Trevor Daley decided about a week ago that he was ready to end his long playing career and move into a front-office job.
That was years after Jim Rutherford decided that Daley, a defenseman on the Penguins' Stanley Cup-winning teams in 2016 and 2017, was a great candidate to fill one.
"Trevor was a very quiet leader when he played here, and a good player for us," Rutherford said. "He has great character, and was very well-liked. When Trevor left here as a player (to join Detroit as a free agent), I said to a few people the things I just told you about him, the description of him.
"I said, 'I'm going to try to hire him someday, to get into management. I stayed in touch with his agent and told him over those years, 'Remember what I said about Trevor.' So when I heard that Detroit wasn't going to sign him (after his contract expired this year), the conversation got more and more and more (intense). Trevor was thinking about still playing and I just said, 'If he's not playing, I'll have a spot for him here.' "
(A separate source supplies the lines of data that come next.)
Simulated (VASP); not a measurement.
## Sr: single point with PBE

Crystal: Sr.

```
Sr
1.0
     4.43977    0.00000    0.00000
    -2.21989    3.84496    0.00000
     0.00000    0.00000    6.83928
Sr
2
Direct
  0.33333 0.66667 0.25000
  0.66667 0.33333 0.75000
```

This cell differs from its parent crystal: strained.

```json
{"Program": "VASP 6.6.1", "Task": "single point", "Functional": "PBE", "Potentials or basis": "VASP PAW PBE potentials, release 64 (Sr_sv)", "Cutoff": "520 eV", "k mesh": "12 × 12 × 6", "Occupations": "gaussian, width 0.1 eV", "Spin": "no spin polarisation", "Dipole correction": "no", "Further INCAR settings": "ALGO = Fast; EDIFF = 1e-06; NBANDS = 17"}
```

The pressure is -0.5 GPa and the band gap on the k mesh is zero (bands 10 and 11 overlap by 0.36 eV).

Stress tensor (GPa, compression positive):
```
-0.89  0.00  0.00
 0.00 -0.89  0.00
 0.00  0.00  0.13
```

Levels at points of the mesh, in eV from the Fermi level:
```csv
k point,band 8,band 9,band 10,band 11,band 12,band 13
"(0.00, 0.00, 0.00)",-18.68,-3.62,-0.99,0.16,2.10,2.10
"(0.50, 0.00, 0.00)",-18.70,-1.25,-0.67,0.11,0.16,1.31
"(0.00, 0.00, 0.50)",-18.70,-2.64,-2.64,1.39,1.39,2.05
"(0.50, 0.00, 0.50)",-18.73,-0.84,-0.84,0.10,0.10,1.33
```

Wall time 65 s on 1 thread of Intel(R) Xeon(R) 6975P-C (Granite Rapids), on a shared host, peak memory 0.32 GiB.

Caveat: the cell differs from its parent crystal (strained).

Daley, 37, moved into that spot Monday, when the Penguins hired him as an advisor to their Hockey Operations staff.
He will evaluate players at the NHL and American Hockey League levels and serve as an "eye in the sky" for the coaching staff during games, although he did not rule out getting into coaching at some point.
"The nature of the position kind of allows me to find my way and gives me some time to find my way," Daley said. "The opportunity is wide-open. I think there's time for me to see both sides, and what I like. ... They gave me the flexibility to freelance and work with both sides of it.
"At this point, I'm not ready to jump into a coaching career or looking for that. I'm leaning more toward management. But with the opportunity, I should try to take advantage of both sides."
Daley's hiring was the Penguins' second major front-office move of the day, coming hours after assistant general manager Jason Karmanos was fired.
Karmanos was one of Rutherford's first hires after he replaced Ray Shero as GM in 2014, and recently was named general manager of their AHL affiliate in Wilkes-Barre.
Rutherford offered a curt "No" when if he would elaborate on why Karmanos was fired, and another "No" when asked if it resulted from "anything nefarious."
In a statement released by the team, he characterized it as part of an ongoing makeover of his staff.
"We would like to thank Jason Karmanos for his contributions to the organization over the past six years," Rutherford said. "I have been evaluating our Hockey Operations department, and this is the first part of the process to reorganize our group."
Rutherford said he plans to hire at least one assistant general manager, a role that is unfilled at this point.
Karmanos, via a text message, said he did not want to discuss his firing, but seemed taken aback by it.
In the interim, Erik Heasley, the Penguins' manager of hockey operations, will take on Karmanos' responsibilities as GM in Wilkes-Barre and Sam Ventura, the team's director of hockey research, will assume his other duties.
"I have full trust in them," Rutherford said. "We're OK, until we get everybody in place."
A source familiar with the situation said that Karmanos' firing is not tied to an imminent return to the organization by Jason Botterill, who was Rutherford's associate GM before being named GM in Buffalo in 2017.
Botterill, who was fired by the Sabres in the spring, is a strong candidate to rejoin the Penguins at some point, but there's no indication that it will happen in the immediate future. He has about two years remaining on his contract with Buffalo.
Daley, meanwhile, was without a contract after the one he signed with Detroit three years ago expired following last season.
Ending his 16-year playing career, he said, "was a difficult decision," but he is "excited about the opportunity" the Penguins offered when he spoke with Rutherford and team president David Morehouse last Monday.
"I still thought (a week ago), that playing was a (possibility), so I was hanging onto that," he said. "But when I had the talk with Jim, making the decision to leave the game ... was a lot easier."